Methods of Analysis, Investment Strategies, and Risk of Loss

Methods of Analysis and Investment Strategies

We use quantitative algorithms both on their own and ones that have been optimized by artificial intelligence, specifically by artificial neural networks.  

Charting

In this type of technical analysis, Finacle’s automated systems look at charts of market activity in an attempt to identify when the market is moving up or down and to predict how long the trend may last and when that trend might reverse.

Risk Associated with Trading Signals and Methods of Analysis

Securities investments are not guaranteed and you may lose money on your investments. Clients should understand that investing in any securities, including following Ai generated trading signals with a promising track record, involves a risk of loss of trading principal.

Management Risk – There is no guarantee that the investment techniques, risk analysis and professional judgment utilized will produce the intended investment results.

 

Typical investment risks include market risks typified by a drop in a security’s price due to company specific events (such as a poor earnings announcement or downgrade in the credit rating of company bonds) or general market activity (such as occurs in a “bear” market when stock values fall in general). Stock markets, especially foreign markets, are volatile and can decline significantly in response to adverse issuer, political, regulatory, market or economic developments. 

There is no guarantee that the IAR’s systems and analysis will be able to avoid future market losses by employing any of their strategies. In addition, if a trading signal goes “risk off” to cash, you should be aware that holding cash may carry the risk that a you will not be invested during periods of positive market performance.

Some managers may utilize leverage. The use of leverage increases the risk to a portfolio. Leverage involves the use of various financial instruments or borrowed capital, such as margin, to increase the potential return of an investment. Conversely, leverage can magnify the losses of an investment during a down market. Given the potential risk involved, strategies employing leverage may not be suitable for the conservative investor.

Customers who hold long positions resulting from trading signals, have the risks associated with a portfolio that is not actively managed. In particular, these positions may face large and sudden drawdowns during periods of extreme market volatility.

Risk Associated with Specific Securities Utilized

In addition to the risks inherent in the trading signals and market recommendations generated by FinacleAI, there are risks associated with the specific securities utilized within the investment strategies.

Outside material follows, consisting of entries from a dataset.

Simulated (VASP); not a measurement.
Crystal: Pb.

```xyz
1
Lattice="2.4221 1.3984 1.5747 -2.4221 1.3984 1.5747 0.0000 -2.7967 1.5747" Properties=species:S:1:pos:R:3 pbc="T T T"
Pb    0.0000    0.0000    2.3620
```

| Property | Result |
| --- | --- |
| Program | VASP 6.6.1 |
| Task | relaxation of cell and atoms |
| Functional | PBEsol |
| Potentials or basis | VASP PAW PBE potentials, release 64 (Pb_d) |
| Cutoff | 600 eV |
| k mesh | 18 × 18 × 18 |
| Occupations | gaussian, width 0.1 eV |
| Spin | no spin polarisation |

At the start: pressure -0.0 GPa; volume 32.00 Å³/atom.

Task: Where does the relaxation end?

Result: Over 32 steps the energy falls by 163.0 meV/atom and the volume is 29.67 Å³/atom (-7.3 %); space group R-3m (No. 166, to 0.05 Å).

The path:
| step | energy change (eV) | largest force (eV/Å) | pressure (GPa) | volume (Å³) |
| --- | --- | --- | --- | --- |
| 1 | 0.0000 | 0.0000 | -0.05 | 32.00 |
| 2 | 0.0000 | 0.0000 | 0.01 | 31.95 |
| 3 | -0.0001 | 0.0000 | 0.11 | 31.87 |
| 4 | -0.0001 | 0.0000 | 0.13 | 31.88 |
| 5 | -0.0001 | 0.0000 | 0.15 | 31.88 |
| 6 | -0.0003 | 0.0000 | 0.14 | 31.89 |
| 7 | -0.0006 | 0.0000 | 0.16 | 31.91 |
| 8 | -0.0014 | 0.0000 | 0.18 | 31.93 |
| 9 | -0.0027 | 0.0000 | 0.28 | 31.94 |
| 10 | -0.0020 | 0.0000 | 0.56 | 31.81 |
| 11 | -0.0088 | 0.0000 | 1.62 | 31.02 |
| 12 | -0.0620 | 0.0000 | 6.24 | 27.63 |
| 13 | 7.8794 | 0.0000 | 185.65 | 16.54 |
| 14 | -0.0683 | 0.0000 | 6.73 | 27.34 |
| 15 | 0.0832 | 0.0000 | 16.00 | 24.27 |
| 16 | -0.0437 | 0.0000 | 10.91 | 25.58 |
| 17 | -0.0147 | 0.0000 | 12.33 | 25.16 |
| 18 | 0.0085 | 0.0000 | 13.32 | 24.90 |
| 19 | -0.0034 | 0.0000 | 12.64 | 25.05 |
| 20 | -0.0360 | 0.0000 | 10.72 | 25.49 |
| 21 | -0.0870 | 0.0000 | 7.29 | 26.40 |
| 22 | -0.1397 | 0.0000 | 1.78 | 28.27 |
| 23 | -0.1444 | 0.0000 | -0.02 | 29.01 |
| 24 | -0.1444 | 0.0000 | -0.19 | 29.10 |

Equity Securities: The major risks associated with investing in equity securities relate to the company’s capitalization, quality of the company’s management, quality and cost of the company’s services, the company’s ability to manage costs, efficiencies in the manufacturing or service

 

delivery process, management of litigation risk and the company’s ability to create shareholder value (e.g., increase the value of the company’s stock price).

Exchange Traded Funds: ETFs are subject to risks similar to those of stocks. Investment returns will fluctuate and are subject to market volatility, so that when shares are sold they may be worth more or less than their original cost. ETF shares are bought and sold at market price (not Net Asset Value) and are not individually redeemed from the fund.

Indexed Funds: Indexed Funds have the potential to be affected by “tracking error risk” which means a deviation from a stated benchmark index. Since the core of a portfolio may attempt to closely replicate a benchmark, the source of the tracking error (deviation) may come from a “sample index” that may not closely align to the benchmark. In addition, while many index mutual funds are known for their potential tax efficiency and higher “qualified dividend income” (QDI) percentages, there are asset classes within these funds or holding periods that may not benefit. Shorter holding periods, as well as commodities and currencies that may be part of a fund’s portfolio, may be considered “non-qualified” under certain tax code provisions.

Alternative Investments: The performance of alternative investments (e.g., commodities, futures, hedge funds; funds of hedge funds, private equity or other types of limited partnerships) can be volatile. Alternative investments generally involve various risk factors and liquidity constraints, a complete discussion of which is set forth in the offering documents of each specific alternative investment. Due to the speculative nature of alternative investments a client must satisfy certain income or net worth standards prior to investing.